Revisão de provas / Lab 4

10 junho 2014, 23:48 Isabel Maria Martins Trancoso

5ª feira, 12 de Junho, 14h30-15h30


Revisão de provas / Horário de dúvidas

28 maio 2014, 11:07 Isabel Maria Martins Trancoso

Dia 3 de Junho, 10h00-11h00,  no Lab

Há disponibilidade para dúvidas a outras horas, desde que previamente combinadas via email no gabinete.

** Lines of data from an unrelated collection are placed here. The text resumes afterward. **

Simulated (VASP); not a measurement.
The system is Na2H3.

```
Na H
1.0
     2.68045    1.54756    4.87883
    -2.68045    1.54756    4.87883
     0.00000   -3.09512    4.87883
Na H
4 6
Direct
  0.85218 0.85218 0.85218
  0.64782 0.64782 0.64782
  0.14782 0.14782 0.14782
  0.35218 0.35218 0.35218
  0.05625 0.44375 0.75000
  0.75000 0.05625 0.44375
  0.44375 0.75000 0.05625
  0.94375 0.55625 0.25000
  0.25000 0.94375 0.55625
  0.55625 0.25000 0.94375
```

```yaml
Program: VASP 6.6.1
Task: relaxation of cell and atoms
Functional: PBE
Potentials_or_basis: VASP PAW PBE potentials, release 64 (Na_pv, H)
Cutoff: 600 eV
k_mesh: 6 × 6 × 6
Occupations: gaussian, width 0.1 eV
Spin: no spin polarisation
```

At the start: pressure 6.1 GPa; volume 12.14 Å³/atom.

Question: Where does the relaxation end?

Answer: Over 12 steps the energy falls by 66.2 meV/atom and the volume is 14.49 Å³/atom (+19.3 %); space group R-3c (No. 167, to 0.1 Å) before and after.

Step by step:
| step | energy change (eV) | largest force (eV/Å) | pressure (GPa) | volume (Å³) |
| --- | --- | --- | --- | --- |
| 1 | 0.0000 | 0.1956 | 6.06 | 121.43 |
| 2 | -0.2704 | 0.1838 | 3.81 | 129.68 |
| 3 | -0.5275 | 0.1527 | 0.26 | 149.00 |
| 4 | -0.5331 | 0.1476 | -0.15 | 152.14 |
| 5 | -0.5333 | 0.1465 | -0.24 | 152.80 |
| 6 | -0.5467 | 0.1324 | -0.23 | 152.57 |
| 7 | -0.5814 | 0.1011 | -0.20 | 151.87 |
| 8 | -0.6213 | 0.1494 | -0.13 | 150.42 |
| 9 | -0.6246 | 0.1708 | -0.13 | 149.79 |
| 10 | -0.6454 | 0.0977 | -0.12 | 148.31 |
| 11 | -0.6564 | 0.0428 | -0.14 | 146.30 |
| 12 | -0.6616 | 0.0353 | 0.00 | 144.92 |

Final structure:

Palestra: A Deep Neural Network Approach to Speech Enhancement

23 maio 2014, 18:35 Isabel Maria Martins Trancoso

A Deep Neural Network Approach to Speech Enhancement

[ Date ]

- 15h30, Monday, May 26th, 2014
- QA1.2 (IST Alameda)

[ Speaker ]

- Prof. Chin-Hui Lee, School of Electrical and Computer Engineering, Georgia Institute of Technology

[ Abstract ]

In contrast to the conventional minimum mean square error (MMSE) based noise reduction techniques, we formulate speech enhancement as finding a mapping function between noisy and clean speech signals. In order to be able to handle a wide range of additive noises in real-world situations, a large training set, encompassing many possible combinations of speech and noise types, is first designed. Next a deep neural network (DNN) architecture is employed as a nonlinear regression function to ensure a powerful modeling capability. Several techniques have also been adopted to improve the DNN-based speech enhancement system, including global variance equalization to alleviate the over-smoothing problem of the regression model, and dropout and noise-aware training strategies to further improve the generalization capability of DNNs to unseen noise conditions. Experimental results demonstrate that the proposed framework can achieve significant improvements in both objective and subjective measures over the MMSE based techniques. It is also interesting to observe that the proposed DNN approach can well suppress the highly non-stationary noise, which is tough to handle in general. Furthermore, the resulting DNN model, trained with artificial synthesized data, is also effective in dealing with noisy speech data recorded in real-world scenarios without generating the annoying musical artifact commonly observed in conventional enhancement methods.

[ Bio ]

Chin-Hui Lee is a professor at School of Electrical and Computer Engineering, Georgia Institute of Technology. Before joining academia in 2001, he had 20 years of industrial experience ending in Bell Laboratories, Murray Hill, New Jersey, as a Distinguished Member of Technical Staff and Director of the Dialogue Systems Research Department. Dr. Lee is a Fellow of the IEEE and a Fellow of ISCA. He has published over 400 papers and 30 patents, and was highly cited for his original contributions with an amazing h-index of 66. He received numerous awards, including the Bell Labs President's Gold Award in 1998. He won the SPS's 2006 Technical Achievement Award for "Exceptional Contributions to the Field of Automatic Speech Recognition". In 2012 he was invited by ICASSP to give a plenary talk on the future of speech recognition. In the same year he was awarded the ISCA Medal in scientific achievement for “pioneering and seminal contributions to the principles and practice of automatic speech and speaker recognition”.